Index  | Recent Threads  | Unanswered Threads  | Who's Active  | Guidelines  | Search
 

Quick Go »
No member browsing this thread
Thread Status: Active
Total posts in this thread: 11
Posts: 11   Pages: 2   [ 1 2 | Next Page ]
[ Jump to Last Post ]
Post new Thread
Author
Previous Thread This topic has been viewed 2417 times and has 10 replies Next Thread
Sasha Leykatze
Cruncher
United Kingdom
Joined: Feb 25, 2019
Post Count: 9
Status: Offline
Project Badges:
Reply to this Post  Reply with Quote 
(unknown error) - exit code 194 (0xc2) - Question regarding stability

Hello,

I have many machines running 24/7 World Community Grid with all current projects enabled. However, one of my machines (and the one I use as my primary computer for daily use) is generating some errors that make me uncomfortable.

It has also produced an Invalid result for Africa Rainfall Project, while none of my other machines exhibit these errors or get any invalid results.

I recently put it down to misconfigured RAM and I have since changed it to 2933 MHz from 3200 and 3000 with looser timings, and I'm running system stability tests from various software (AIDA64, Prime95, etc) and getting no errors. That said, I wanted to know if anyone can shed any light on the:

"(unknown error) - exit code 194 (0xc2) "

Some of the WUs generate. They actually complete, or almost complete, then exit with this error (and only on the machine in question).

Here are some examples:

MCM:
https://www.worldcommunitygrid.org/ms/device/...s.do?workunitId=299360271

OPN:
https://www.worldcommunitygrid.org/ms/device/...s.do?workunitId=295895854

I have looked up the issue on:
https://boinc.mundayweb.com/wiki/index.php?title=Project_application_errors
and can find a reference to Exit Code 194 as being associated with "aborted" tasks or past the deadline, but the inclusion of "(Unknown Error)" in the name makes me anxious, as it this error is not listed in the section under "(Unknown Error)" on that page.

I wanted to know if anyone can offer me some advice on what might be happening here. Are there some log files I can provide to understand what is causing the issue or am I just being too anxious? (If so, I apologise).

The machine in question specifications:
Ryzen Threadripper 2950X 16-core (stock)
ASUS X399 Zenith Extreme
64GB (8x8GB) DDR4-2933 16-16-16-36*
860W Platinum PSU

*This 64GB is made from a composition of two kits, one rated for 3200 c14 and one for 3600 c16, I have tried to run the 3200 c14 one on its own and that also generated the errors. Otherwise, I tried them at 3000 c14, but now I have changed the settings as what I have listed.

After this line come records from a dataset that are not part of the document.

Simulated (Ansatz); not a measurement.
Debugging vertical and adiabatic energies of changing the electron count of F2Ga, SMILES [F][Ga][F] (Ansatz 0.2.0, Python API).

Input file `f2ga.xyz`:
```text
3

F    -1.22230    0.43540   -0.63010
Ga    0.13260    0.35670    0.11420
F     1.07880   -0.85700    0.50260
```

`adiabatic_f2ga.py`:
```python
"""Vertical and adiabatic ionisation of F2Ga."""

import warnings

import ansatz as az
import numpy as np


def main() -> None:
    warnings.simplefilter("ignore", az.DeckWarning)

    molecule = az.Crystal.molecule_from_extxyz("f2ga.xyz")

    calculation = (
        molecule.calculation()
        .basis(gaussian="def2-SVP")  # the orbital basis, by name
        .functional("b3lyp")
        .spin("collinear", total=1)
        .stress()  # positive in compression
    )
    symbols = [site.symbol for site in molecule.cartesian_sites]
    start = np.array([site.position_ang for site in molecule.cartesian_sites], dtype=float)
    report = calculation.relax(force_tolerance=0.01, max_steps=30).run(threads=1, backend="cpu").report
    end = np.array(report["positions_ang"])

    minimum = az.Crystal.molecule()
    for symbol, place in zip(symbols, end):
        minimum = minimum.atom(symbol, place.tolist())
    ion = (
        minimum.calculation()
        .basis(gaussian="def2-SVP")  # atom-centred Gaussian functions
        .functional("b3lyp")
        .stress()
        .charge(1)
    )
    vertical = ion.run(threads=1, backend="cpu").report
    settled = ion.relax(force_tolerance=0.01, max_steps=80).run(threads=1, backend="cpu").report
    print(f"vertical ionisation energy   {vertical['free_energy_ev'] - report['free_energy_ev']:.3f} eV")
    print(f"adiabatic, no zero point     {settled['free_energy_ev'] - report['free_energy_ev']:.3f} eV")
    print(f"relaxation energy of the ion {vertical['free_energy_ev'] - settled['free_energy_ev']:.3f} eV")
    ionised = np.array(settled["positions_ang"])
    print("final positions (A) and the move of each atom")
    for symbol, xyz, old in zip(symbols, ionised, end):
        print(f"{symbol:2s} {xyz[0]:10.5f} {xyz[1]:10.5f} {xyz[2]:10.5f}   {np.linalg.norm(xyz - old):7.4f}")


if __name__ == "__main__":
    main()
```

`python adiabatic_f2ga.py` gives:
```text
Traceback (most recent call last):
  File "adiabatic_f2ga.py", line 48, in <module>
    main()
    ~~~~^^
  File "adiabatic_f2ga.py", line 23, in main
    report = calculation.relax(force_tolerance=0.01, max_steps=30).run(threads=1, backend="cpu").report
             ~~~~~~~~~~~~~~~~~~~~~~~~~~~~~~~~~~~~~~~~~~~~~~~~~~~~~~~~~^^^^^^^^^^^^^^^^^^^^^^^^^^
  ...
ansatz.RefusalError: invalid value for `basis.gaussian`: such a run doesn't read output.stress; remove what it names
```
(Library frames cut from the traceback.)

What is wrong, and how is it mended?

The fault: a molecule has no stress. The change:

Sorry for the long and potentially silly post. Anxiety is high if any of my machines start throwing errors/invalids.

Thank you for your time,

Ashley
[Sep 24, 2020 8:40:18 AM]   Link   Report threatening or abusive post: please login first  Go to top 
William Albert
Cruncher
Joined: Apr 5, 2020
Post Count: 39
Status: Offline
Project Badges:
Reply to this Post  Reply with Quote 
Re: (unknown error) - exit code 194 (0xc2) - Question regarding stability

I have dozens of machines (including a Ryzen-powered Windows PC) that have been crunching for OPN for months, and have yet to see a single error.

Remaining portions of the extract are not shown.